It is fitting, perhaps, that as the species causing all the problems, we're suffering the destruction of our habitat too, and we have experienced that loss in terrible ways. Ocean waters have warmed by a full degree Fahrenheit since 1970, and warmer water is like rocket fuel for typhoons and hurricanes. Two studies last year found that in the past 35 years the number of Category 4 and 5 hurricanes worldwide has doubled while the wind speed and duration of all hurricanes has jumped 50%. Since atmospheric heat is not choosy about the water it warms, tropical storms could start turning up in some decidedly nontropical places. "There's a school of thought that sea surface temperatures are warming up toward Canada," says Greg Holland, senior scientist for NCAR in Boulder. "If so, you're likely to get tropical cyclones there, but we honestly don't know."
WHAT WE CAN DO
So much for environmental collapse happening in so many places at once has at last awakened much of the world, particularly the 141 nations that have ratified the Kyoto treaty to reduce emissions--an imperfect accord, to be sure, but an accord all the same. The U.S., however, which is home to less than 5% of Earth's population but produces 25% of CO2 emissions, remains intransigent. Many environmentalists declared the Bush Administration hopeless from the start, and while that may have been premature, it's undeniable that the White House's environmental record--from the abandonment of Kyoto to the President's broken campaign pledge to control carbon output to the relaxation of emission standards--has been dismal. George W. Bush's recent rhetorical nods to America's oil addiction and his praise of such alternative fuel sources as switchgrass have yet to be followed by real initiatives.
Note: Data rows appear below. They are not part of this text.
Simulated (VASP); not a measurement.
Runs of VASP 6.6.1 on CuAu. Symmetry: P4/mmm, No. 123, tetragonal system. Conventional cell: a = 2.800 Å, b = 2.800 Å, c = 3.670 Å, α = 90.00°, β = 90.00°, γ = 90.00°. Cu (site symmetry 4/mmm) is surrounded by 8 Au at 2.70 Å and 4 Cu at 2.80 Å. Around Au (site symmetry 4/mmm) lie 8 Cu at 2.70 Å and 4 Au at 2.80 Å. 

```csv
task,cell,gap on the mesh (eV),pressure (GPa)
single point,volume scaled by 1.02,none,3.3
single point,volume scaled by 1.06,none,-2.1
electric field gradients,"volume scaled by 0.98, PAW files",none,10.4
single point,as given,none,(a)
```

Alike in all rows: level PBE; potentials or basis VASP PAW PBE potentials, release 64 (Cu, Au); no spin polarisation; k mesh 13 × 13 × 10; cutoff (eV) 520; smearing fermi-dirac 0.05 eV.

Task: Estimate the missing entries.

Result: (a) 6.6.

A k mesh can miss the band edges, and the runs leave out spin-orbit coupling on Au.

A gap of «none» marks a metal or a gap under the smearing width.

The anger surrounding all that exploded recently when NASA researcher Jim Hansen, director of the Goddard Institute for Space Studies and a longtime leader in climate-change research, complained that he had been harassed by White House appointees as he tried to sound the global-warming alarm. "The way democracy is supposed to work, the presumption is that the public is well informed," he told TIME. "They're trying to deny the science." Up against such resistance, many environmental groups have resolved simply to wait out this Administration and hope for something better in 2009.